South Sudan’s president Salva Kiir has said his government’s top priority is to restore peace and unity among all South Sudanese communities.
The president was addressing worshippers on Christmas Day at the St. Theresa Cathedral in Juba.
“We must recommit ourselves to the course of peace, and extend a hand of unity and friendship across all the divides in the country,” he said.
We must recommit ourselves to the course of peace, and extend a hand of unity and friendship across all the divides in the country
Referring to the recent signing of the cessation of hostilities agreement in Addis Ababa, Kiir said this was a sign of commitment to ending the violence in the country.
He confirmed that he had issued orders for the immediate implementation of the ceasefire agreement in a bid to guarantee the safety of civilians and humanitarian services in the world’s youngest nation.
The ceasefire agreement took effect on Sunday amidst accusations of breach of the agreement from all parties involved.
South Sudan govt, rebel groups sign IGAD ceasefire deal in Ethiopia https://t.co/npy7MjeeMn
— africanews (@africanews) December 22, 2017
Kiir said his government is willing to continue negotiations with the opposition factions in good faith, so as to realise peace.
“I trust that our partners are also negotiating in the same good faith for the benefit of all citizens in South Sudan,’‘ said President Kiir.
“The sooner we can come to the final and meaningful agreement, the sooner we can re-energise the implementation process and get South Sudan back on the path of prosperity,” he said.
President Kiir further expressed hope that the revitalisation forum, which ended in Addis Ababa recently, would pave the way for the reconstruction of South Sudan and for the restoration of the economy.
Diplomats at the Addis talks had told Reuters that the next phase of the negotiations would centre on thrashing out a revised power-sharing arrangement leading up to a new date for polls.
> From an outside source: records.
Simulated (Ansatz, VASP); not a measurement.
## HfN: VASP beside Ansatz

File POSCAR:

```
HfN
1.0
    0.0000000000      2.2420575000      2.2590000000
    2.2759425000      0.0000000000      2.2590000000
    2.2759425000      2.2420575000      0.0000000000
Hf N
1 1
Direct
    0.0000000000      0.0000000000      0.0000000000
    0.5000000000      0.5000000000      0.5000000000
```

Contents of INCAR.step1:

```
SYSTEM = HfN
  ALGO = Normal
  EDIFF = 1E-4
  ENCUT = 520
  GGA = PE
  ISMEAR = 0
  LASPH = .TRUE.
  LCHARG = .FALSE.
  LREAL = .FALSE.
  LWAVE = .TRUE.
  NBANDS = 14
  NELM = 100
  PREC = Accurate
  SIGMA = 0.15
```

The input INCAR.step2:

South Sudan which attained independence in 2011, has been in war for four years now following a political fallout between president Kiir and his then deputy president Dr. Riek Machar.
More than 100,000 people have lost their lives in the conflict, according to the International Crisis Group.
Over 2 million South Sudanese have become refugees, while another one million people remain internally displaced, according to the UN.